With a three day weekend behind us, our bodies are recharged and we are ready for the next wave of NYC gallery openings that has the #artworld talking. Forget the myth of the “summer slump” because with a rush of high energy shows, the city has never been more alive. Make the most of the late night museum hours and the mingle away at the bubbly Chelsea gallery openings.
Yes, you! Grab a friend, take your smartphone and get ready to Instagram because these shows are a feast for the eye. From the Lower East Side to the Upper East Side, undoubtedly, there is something for everyone.
The Must See’s:
This week boasts a bunch of spectacular group shows, but only a few made the cut. The first is at Nathalie Karg called “Boys and Girls Can Still Draw” to transport you back to your childhood, where the lines between painting and drawing are blurred. On a brighter note (literally), the group show at Pace Macgill “Make Light of It” breaks down photography to its core: the experimentation with light. And finally, Rachel Uffner Gallery’s group show “Puff Pieces” curated by the contemporary art group “Feelings” literally plays with “puffy” forms for a means of sensory expression through paintings and sculptures.
The standout solo show of the week goes to Pia Camil’s at Blum & Poe titled “Slats, skins and shop fittings” which joins the discourse of American Minimalism. Camil reinterprets pieces by Frank Stella’s iconic images and infuses them with contemporary social and cultural implications.
Here’s how to use the Gallery Guide:
- The map’s various colors represent different days of the week. For a key, click on the arrow icon next to the map title.
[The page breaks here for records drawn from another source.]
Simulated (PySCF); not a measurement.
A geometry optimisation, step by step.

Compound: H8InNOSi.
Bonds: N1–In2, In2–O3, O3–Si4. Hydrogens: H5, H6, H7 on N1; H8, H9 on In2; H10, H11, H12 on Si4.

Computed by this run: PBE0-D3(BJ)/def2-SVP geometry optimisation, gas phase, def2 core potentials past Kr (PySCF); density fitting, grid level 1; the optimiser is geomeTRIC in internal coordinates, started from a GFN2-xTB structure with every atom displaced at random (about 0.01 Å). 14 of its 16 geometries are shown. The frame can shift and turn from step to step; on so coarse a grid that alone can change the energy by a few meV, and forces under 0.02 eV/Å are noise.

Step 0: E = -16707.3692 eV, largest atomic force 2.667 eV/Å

- For example, to see galleries with openings on the weekend only, first click on the arrow icon. If you uncheck every box except Saturday and Sunday, you will only see the galleries with weekend receptions.
- Click on a marker to find out more information! A side bar will appear showing the gallery and exhibition name, as well as other useful tidbits.
- To prevent confusion for galleries in the same building, the marker takes a different shape for every overlapping venue.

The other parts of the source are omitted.